# KEF K-series speakers: Thoughts?



## m.perrin (Sep 24, 2010)

I have a set of KEF K-160's kicking around the house. Anyone know anything about these speakers? I cant find much online, but these suckers sound fantastic (IMO). I have heard older KEF products rock... Thoughts?


----------



## Lucky7! (Jan 7, 2008)

I hope this is where you wanted it moved.

I have a set of K140 which I have owned and enjoyed as secondary speakers for several years. From the KEF site it appears that yours are the same with a passive radiator added at the bottom, rather than my sealed units. For a long time they were surrounds in my bedroom HT in a shared house with some 104/2 as mains. The 104/2 have gone and the K140s waiting to be used as bedroom speakers I think.

I like/liked both very much and have enjoyed listening to a lot of movies and music through both. KEF made some very fine speakers in that era.


----------



## m.perrin (Sep 24, 2010)

I am in the process of purchasing Klipsch Heresy II's. Would the KEF's work well as surrounds for the Heresy setup? Or should i continue to use my Klipsch Quintet II's ad the surrounds?


----------



## Lucky7! (Jan 7, 2008)

If you have both sets at the same time, try both and see which you prefer, just make sure you set them all up correctly for levels etc between tries.

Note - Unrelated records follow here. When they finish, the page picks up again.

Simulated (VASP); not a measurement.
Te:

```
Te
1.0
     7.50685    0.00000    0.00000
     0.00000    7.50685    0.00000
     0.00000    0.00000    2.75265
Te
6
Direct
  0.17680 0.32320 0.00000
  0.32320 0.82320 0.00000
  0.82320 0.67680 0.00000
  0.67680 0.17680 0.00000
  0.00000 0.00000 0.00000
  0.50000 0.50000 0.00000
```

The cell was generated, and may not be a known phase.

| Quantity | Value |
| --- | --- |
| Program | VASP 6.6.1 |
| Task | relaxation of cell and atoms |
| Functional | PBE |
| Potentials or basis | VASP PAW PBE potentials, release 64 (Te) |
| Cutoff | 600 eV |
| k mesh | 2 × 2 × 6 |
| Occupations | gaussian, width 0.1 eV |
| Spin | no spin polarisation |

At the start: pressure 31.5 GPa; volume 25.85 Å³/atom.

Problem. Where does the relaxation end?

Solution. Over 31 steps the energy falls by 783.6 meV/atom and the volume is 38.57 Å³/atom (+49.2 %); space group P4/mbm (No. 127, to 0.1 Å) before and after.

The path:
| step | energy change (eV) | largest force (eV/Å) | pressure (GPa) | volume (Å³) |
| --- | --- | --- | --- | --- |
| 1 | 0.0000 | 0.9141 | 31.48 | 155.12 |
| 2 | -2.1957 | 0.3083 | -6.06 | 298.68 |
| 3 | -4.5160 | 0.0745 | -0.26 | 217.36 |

I've also owned Heresy's. And Khorns and LaScalas.


----------



## m.perrin (Sep 24, 2010)

Yeah, My only concern is that the KEF's have a much less powerful sound then the heresy's. Im worried that anything Non-heritage just wont make the cut.


----------



## Lucky7! (Jan 7, 2008)

m.perrin said:


> Yeah, My only concern is that the KEF's have a much less powerful sound then the heresy's.


See my previous post. IF you have them try them and see. If happy great, if not sell them and get something else.

Note, I edited a word in this post and the first as the filter here is thorough.


m.perrin said:


> Im worried that anything Non-heritage just wont make the cut.


I'm not a great fan of the Heritage line after owning most of them though I do understand why people think they're great, and as these are the smallest of that line from memory, you could only get more Heresy's. If you find you need something (I reckon at least would be) better, there are plenty of alternatives, eg JBL 8340 if you can deal with the aesthetics.


----------



## m.perrin (Sep 24, 2010)

yeah, i can also see why you wouldn't be a big fan. Heritage are very naughty speakers, but i really like their punchy attitude. This is mostly because i work at a movie theatre, so i'm currently craving that raw, big-horn sound.

I will look into those JBL surrounds!


----------



## Lucky7! (Jan 7, 2008)

m.perrin said:


> yeah, i can also see why you wouldn't be a big fan. Heritage are very naughty speakers, but i really like their punchy attitude. This is mostly because i work at a movie theatre, so i'm currently craving that raw, big-horn sound.


As a former owner of the units we're discussing, I hope you will not take this personally, but that large effortless sound that many horns can produce, does not need to have the sharp edge that many of the Klipsch products do, rather like a large electrostatic with none of the dynamic or bass limitations. My brother an a theatre for many years with a well set up JBL based system so I'm fairly aware of what can be achieved. I'm also finalising up my own new speakers which all use horns or waveguides.


----------